Sunday, 24 October 2021

Concert - Les Arts Florissants - Budapest




The Palace of Arts. [Budapest]

It’s a bit of giga-creation; I can't do anything, my favorite bands often land here in Hungary. Albeit everyone knows that this space, no matter how good (or not good) the acoustics are, is simply too big for a band of this size.

Or, I actually knew what to do: I bravely bought a ticket in the front row, in the middle, so as not to admire the barely audible voice of the singers who seemed to be the size of poppy seeds from afar. Obviously, the risk was not small; if the band stands up from the edge of the ‘stage’, the sound we hear will inevitably fall apart.

But I was lucky. Due to the staging, I needed a stage about 10 meters deep, so the band was 10 meters away from me.
And the sound was fantastically good; so much that it added a lot to perhaps one of my best concert experiences. Because I listen to the performance in a hi-fi, and good sound means a lot more to me than it does to most of you.


What else contributed to this and provided the basis?
Of course, the performance itself, as it was.

That I would love the concert might have been predicted years before as the performers, Les Arts Florissants led by William Christie have delighted the audience for several decades with records of such high caliber that they have churned out a group of fans who are fond of them. No secret, I am one of them.
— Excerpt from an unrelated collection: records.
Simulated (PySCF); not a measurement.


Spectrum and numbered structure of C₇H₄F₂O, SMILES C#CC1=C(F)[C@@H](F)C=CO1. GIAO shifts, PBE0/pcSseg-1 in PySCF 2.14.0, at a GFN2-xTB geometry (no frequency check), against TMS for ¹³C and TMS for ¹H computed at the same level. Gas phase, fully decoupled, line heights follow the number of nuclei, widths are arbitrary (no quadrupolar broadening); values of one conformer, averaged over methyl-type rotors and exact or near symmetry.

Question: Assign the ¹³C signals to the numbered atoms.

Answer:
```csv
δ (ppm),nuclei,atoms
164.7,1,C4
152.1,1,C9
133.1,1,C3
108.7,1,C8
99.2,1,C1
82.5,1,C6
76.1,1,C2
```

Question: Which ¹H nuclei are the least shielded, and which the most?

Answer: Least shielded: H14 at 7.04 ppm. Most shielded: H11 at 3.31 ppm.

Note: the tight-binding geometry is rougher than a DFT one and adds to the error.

For the sheer fact the way they play.

How do they? The answer is simple: you must listen to a record of them, practically any. You may need just a few minutes only. In the loads of debates, usually with musicians, about why the playing of Early Music needs a special skill my frequent and indisputable argument has been that
“You should listen to a Les Arts Florissants record to hear what a violin section they have, how they play, for instance, in a baroque opera and you’ll see that it’s another galaxy”.

Yes, I like to be biased; you’ve got it all right by now, I think.
What’s more, what they have done live here has overridden all my expectations.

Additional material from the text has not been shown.